Discipline as Art (or) Where I panic for a bit

I’ve been trying to decide if I want to go back to grad school.

There are several factors involved: I haven’t been able to land a job (other than the part time, odd and ends, type jobs – Census, PA work, etc.) I recently interviewed for an English Faculty position but was told that my lack of coursework in the English field (countless playwriting classes & MFA not-withstanding) was under-impressive, and, well, let’s face it – School is Cool and I’d like to spend some more time in that soft scholarly nest.

But then the inevitable question arises: What would I study?

It seems that the degrees I am most drawn to are the ones with the least stability: Film studies, directing, screenwriting, photography.  In these fields I have great diligence and passion.  Pursuing an English degree, even just a Masters, seems like… welll, a lot of work.

But don’t I work hard already?  Aren’t I used to “difficult”?  Don’t I eat, sleep, and breathe “challenge” by the very nature of my chosen path; playwriting?
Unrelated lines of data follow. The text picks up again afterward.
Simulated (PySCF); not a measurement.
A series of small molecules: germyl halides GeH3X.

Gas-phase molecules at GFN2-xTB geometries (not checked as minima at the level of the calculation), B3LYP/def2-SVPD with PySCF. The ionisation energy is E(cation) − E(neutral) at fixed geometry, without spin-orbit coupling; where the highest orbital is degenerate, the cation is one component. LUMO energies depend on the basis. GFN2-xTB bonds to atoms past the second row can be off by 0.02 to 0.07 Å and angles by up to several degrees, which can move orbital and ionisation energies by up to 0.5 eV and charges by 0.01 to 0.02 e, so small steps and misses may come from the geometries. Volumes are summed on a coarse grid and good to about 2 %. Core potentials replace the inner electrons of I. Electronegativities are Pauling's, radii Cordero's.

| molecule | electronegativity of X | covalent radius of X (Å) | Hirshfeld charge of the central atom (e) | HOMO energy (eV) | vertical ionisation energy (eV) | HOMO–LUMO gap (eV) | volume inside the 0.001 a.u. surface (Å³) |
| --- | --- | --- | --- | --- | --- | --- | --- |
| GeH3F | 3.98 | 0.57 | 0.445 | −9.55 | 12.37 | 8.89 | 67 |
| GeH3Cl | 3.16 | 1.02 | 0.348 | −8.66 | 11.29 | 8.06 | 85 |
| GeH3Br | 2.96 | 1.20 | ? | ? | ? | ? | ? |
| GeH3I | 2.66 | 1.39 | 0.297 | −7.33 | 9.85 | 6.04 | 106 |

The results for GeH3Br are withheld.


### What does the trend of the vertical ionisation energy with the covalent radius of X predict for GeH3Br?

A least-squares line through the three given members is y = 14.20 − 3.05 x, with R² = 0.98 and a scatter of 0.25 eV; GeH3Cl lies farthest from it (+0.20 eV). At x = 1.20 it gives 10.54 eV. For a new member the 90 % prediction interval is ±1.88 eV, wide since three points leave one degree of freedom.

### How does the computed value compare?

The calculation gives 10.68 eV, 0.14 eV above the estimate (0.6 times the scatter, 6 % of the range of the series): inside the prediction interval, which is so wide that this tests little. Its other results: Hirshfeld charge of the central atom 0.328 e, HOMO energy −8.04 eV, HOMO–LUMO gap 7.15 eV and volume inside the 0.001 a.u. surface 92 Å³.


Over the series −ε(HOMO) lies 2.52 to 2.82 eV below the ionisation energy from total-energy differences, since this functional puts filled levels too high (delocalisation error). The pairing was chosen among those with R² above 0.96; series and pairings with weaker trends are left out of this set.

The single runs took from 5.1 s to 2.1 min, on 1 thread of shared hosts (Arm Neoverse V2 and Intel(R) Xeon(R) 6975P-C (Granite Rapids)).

I will spend countless hours at my desk, for days on end, tapping out a play or outline or treatment, I can work tirelessly on my photography/art without giving bathroom breaks and tea-time a second though.  But the moment I start to think “maybe I should go get a practical degree with all this free time currently on my hands”, my hearts starts to skip a beat and I get sweaty all over.

Am I that stubborn and artistically crazed that I truly can only bear to do that which I love?  Or is it the fear that all this time spent in pursuit of my dreams will be jeopardized or minimized by “realistic” time-lines?  If I were to get an MA in English, would I really then go crazy trying to get a teaching position in that field, or would I just graduate with the paperwork, another loan in the hole, and get back to my playwriting – get back to chasing after theater faculty positions?


It’s enough to make a girl go a little, well, crazy.

But you know where a girl can really lose her mind and not worry too much about it?  Film school…

Hmmm… perhaps this bird just knows her feathers.